Near clean sweep sets the stage for Oscars success on March 12 for the absurdist dimension-hopping film.
Dimension-hopping adventure Everything Everywhere All at Once has taken the top honours at the Screen Actors Guild awards, cementing its status as the frontrunner for the prestigious best picture prize at next month’s Oscars.
The film about a Chinese-American family undergoing a tax audit who end up fighting a universe-hopping super-villain also won best actress for Michelle Yeoh, best supporting actor for Ke Huy Quan, and best supporting actress for Jamie Lee Curtis.
An overwhelmed Yeoh spoke through tears – and a few expletives – as she accepted her trophy.
“This is not just for me. This is for every little girl that looks like me,” said Yeoh, who was born and brought up in Malaysia. “Thank you for giving me a seat at the table.”
Quan – who as a child star had a featured role in a 1984 Indiana Jones film, but had given up on acting for years – noted he was the first Asian to win in the category.
“When I stepped away from acting, it was because there were so few opportunities,” the Vietnamese-American actor said. “The landscape looks so different now than before. Thank you to everyone in this room who contributed to these changes.”
When the cast took the stage for the ensemble award, Yeoh handed the microphone to 94-year-old James Hong, who played her father in the film.
In the early days of his career, Hong recounted that producers said Asians were “not good enough” and had white actors tape their eyes to play “Asian” roles.

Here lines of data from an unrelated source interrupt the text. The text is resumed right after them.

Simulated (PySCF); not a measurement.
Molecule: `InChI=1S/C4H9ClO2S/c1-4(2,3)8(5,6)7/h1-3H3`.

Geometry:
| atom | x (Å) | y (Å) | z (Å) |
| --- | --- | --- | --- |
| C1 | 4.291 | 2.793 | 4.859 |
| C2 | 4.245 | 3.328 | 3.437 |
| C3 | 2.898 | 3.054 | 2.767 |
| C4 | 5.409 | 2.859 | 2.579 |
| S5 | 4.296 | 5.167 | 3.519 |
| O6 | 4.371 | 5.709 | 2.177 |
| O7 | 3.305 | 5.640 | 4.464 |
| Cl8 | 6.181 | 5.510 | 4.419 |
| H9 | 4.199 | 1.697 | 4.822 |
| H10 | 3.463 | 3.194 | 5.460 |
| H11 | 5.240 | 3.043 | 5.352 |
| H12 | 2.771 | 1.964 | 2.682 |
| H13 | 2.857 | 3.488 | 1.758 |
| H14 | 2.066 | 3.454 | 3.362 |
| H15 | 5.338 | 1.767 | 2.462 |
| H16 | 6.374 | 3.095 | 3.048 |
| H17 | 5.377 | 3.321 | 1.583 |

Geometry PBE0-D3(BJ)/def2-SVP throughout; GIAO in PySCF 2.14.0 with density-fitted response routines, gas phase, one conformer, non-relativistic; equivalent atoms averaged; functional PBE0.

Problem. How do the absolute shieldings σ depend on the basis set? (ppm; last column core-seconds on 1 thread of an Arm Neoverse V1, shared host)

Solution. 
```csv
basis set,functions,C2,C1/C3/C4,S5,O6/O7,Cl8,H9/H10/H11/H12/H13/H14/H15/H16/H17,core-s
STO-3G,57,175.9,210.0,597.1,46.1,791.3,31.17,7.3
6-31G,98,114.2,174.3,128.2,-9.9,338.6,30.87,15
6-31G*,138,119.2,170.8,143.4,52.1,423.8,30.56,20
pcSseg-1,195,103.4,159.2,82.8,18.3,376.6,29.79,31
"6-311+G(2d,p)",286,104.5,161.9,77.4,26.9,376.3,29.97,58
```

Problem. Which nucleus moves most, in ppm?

“But look at us now,” he said, to a huge ovation.
The SAG prizes from the actors’ union round out a month in which Everything Everywhere has won best film from directors’ and producers’ groups too, making it a firm favourite for next month’s Oscars, which take place on March 12.
SAG’s film winners, chosen by more than 120,000 members of Hollywood’s acting union, are closely watched because actors make up the largest group of Oscar voters.
Everything Everywhere has taken a slew of top honours, including at the Directors Guild and Producers Guild. The movie also is a commercial success, with ticket sales exceeding $107m worth. It is the highest-grossing movie ever for film distributor A24.
The SAG award for best male movie actor went to Brendan Fraser, the only performer from a film other than Everything Everywhere to win a film prize on Sunday.
Fraser, one of Hollywood’s biggest stars in the late 1990s and early 2000s with hits like The Mummy, endured a long fallow period before taking on the role of a reclusive, severely obese man trying to reconnect with his daughter in The Whale.